Molecular Kernels

This tutorial compares the CartesianSE and MolInvDistSE kernels on a molecular potential and explains why rotational/translational invariance matters for GP efficiency.

The invariance argument

A potential energy surface depends only on internal coordinates: bond lengths, bond angles, and torsions. Rotating or translating a molecule in space does not change the energy. If the kernel operates on raw Cartesian coordinates, the GP must learn this invariance from data, wasting oracle calls on rotated/translated copies that the physics guarantees are equivalent.

The MolInvDistSE kernel avoids this waste by mapping coordinates to inverse interatomic distances before computing the kernel. These features are invariant by construction: rotating a molecule changes the Cartesian coordinates but not the interatomic distances.

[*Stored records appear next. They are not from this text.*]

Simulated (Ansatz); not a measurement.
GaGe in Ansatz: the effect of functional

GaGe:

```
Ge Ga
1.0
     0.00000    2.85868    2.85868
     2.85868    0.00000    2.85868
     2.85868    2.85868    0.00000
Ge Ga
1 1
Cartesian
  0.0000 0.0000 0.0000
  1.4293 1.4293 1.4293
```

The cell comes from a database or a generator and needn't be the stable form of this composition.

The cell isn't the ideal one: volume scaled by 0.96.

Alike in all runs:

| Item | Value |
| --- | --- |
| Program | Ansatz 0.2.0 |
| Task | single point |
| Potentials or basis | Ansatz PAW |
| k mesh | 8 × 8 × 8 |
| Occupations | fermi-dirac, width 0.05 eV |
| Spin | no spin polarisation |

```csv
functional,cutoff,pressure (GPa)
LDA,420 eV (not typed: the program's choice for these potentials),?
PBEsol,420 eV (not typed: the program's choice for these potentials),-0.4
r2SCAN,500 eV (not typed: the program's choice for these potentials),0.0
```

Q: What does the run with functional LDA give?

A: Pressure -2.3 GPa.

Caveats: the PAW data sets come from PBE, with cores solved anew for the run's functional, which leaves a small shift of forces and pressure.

CartesianSE vs MolInvDistSE

Property

CartesianSE

MolInvDistSE

Input

Raw coordinates

Inverse distances

Rot/trans invariant

No

Yes

Length scales

1 (isotropic)

1 per pair type

Use case

2D test surfaces

Real molecules

For 2D analytical surfaces (Muller-Brown, model potentials), the coordinates are the natural degrees of freedom and there is no concept of rotation. Use CartesianSE there.

For molecules, always use MolInvDistSE. The cost of computing inverse distances and Jacobians is negligible compared to the kernel evaluation.

Feature space and Jacobian

The mapping from Cartesian coordinates to inverse distance features:

\[f_{ij}(\mathbf{x}) = \frac{1}{r_{ij}}, \quad r_{ij} = \|\mathbf{x}_i - \mathbf{x}_j\|\]

For \(N\) atoms, this produces \(N(N-1)/2\) features (one per pair). The Jacobian \(J_{ld} = \partial f_l / \partial x_d\) transforms kernel derivatives from feature space to coordinate space:

\[\frac{\partial f_{ij}}{\partial \mathbf{x}_i} = -\frac{\mathbf{x}_i - \mathbf{x}_j}{r_{ij}^3}, \quad \frac{\partial f_{ij}}{\partial \mathbf{x}_j} = +\frac{\mathbf{x}_i - \mathbf{x}_j}{r_{ij}^3}, \quad \frac{\partial f_{ij}}{\partial \mathbf{x}_k} = 0 \;\; (k \notin \{i,j\})\]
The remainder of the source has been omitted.